The good news here is that missing, incomplete or incorrect metadata is relatively easy to fix. You pick a vocabulary, you read it, you apply it (or a basic subset if it), et voilà you have fixed the problem.
What do you mean I glossed over the part where it takes many hundreds of hours of work by many people to get to that point?
There’s no getting around it, if some of your data has missing or incomplete metadata, it is likely that all of your data does. The question you need to ask is “is this an investment worth making?”.
There is an argument that the only piece of metadata you need is an owner, because you can always contact the owner for the other metadata, so always start with that. Identify your datasets, make a list of owners and go from there. As far as metadata goes, the more the better, but it can be a case of diminishing returns. I would say that a good rule of thumb is that any missing metadata that 15 minutes examining the data set and 15 minutes talking to the owner can’t surface should wait for another day.
There is another flavour of metadata however, that is not particularly well served by vocabularies alone, but can cause just as much pain if it is missing.
The Expertise Silo
Data in this silo might be readily available to users, but is complex or sits within a very specific domain that only those who work with it on a day-to-day basis can leverage any value from it.
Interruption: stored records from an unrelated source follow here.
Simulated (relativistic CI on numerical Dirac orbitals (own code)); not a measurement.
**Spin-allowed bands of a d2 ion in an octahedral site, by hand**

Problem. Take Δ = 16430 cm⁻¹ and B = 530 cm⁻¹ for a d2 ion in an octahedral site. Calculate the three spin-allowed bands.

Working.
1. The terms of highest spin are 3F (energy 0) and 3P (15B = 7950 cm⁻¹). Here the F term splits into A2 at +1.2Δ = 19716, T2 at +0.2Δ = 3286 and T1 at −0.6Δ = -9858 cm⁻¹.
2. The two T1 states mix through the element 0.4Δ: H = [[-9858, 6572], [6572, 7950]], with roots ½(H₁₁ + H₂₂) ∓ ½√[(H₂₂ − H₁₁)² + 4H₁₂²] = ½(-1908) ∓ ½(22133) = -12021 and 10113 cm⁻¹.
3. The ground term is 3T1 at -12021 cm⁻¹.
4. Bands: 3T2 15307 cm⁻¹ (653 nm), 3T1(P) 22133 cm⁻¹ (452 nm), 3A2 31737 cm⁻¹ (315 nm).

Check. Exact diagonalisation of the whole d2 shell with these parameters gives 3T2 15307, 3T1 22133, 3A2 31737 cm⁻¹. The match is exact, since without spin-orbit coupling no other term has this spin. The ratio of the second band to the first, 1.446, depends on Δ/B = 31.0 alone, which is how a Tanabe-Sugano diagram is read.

This silo is almost impossible to eliminate entirely and quite common within government as policy tends to lead what data is collected and used. That is shaped by users with incredibly deep subject matter expertise who may not consider it useful to others¹.
This is again where having a culture of information asset ownership in your organisation will really help (I am forever grateful for the groundwork laid for me at the FSA by our Information Governance team), because it gives users a direct line to someone who can field domain related questions.
The challenge is not in identifying suitable owners, but bringing them on board with the obligations that come with being an information asset owner. You need to appeal to their better self that there is a tangible benefit to the organisation and them in the long term, that previously unseen insights might be there in the data they had not considered and their contribution to understanding that data set is key².
This approach is great for a first pass, but much like documenting institutional memory, you will need to take a longer view. This is where documentation, aka qualitative metadata, comes in.
Good documentation means users can make meaningful judgements about how useful the data will be for their purposes without having to try it first. As a profession, I would very much like to see data architecture make some strides in this area.
What do re-usable patterns for describing the qualitative properties of data look like?
How do we talk clearly about biases and limitations in data sets?
Should qualitative metadata be included in vocabularies like Dublin Core and DCAT?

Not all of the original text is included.